The One‐Dimensional Random Walk

A random walk is a walk in which the direction and/or the size of the steps are randomly chosen. Typically, there are Probability Distribution Functions (PDFs) associated with the direction, size, and timing of the steps. In two or three dimensions the random walk is sometimes called Brownian motion, named after the botanist, Robert Brown. Brown described seemingly random motion of small particles in water.¹ In this chapter we'll tie together the idea of a random walk, which is another example of how the sum of experiments with a very simple PDF start looking normal, with the physical concept of diffusion, and a deeper look into what (frequentist) probability is.

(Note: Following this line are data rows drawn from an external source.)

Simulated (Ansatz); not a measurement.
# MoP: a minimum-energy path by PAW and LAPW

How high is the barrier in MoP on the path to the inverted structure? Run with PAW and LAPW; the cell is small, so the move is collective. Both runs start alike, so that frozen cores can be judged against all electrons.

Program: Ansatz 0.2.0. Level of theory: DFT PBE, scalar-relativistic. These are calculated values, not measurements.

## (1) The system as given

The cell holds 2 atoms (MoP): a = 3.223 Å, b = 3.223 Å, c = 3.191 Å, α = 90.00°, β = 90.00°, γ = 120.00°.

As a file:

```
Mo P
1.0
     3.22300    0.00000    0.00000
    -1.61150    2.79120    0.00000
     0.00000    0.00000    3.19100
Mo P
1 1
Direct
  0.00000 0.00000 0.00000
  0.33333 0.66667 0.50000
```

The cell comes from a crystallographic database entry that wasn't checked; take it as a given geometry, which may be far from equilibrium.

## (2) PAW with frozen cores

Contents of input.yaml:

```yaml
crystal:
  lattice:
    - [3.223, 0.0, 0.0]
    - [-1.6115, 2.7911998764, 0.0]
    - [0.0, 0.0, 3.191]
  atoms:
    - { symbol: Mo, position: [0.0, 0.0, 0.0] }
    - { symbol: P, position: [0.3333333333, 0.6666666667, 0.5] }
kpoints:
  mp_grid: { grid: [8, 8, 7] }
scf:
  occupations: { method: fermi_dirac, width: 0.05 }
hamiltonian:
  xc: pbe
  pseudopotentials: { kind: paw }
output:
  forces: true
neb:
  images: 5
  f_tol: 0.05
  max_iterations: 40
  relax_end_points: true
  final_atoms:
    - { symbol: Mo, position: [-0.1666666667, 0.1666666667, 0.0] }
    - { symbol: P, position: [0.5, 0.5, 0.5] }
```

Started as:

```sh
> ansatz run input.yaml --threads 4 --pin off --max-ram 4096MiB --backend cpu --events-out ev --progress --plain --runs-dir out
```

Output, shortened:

Imagine that you're standing on a big ruler; it extends for miles in both directions. You are at position zero. In front of you are markings for +1 foot, +2 feet, +3 feet, etc. Behind you are markings for −1 foot, −2 feet, etc. Every ten seconds you flip a coin. If the coin lands on a head you take a step forward (in the + direction). If the coin lands on a tail you take a step backward (in the − direction). Each step moves you exactly one foot in your chosen direction. We are interested in where you could expect to be after many such coin flips.

If you were to keep a list of your coin flips, the list would look something like:

1. Head. Take 1 step forward
2. Tail. Take 1 step backward
3. Head. Take 1 step forward
4. Head. Take 1 step forward
5. Head. Take 1 step forward
6. Tail. Take 1 ...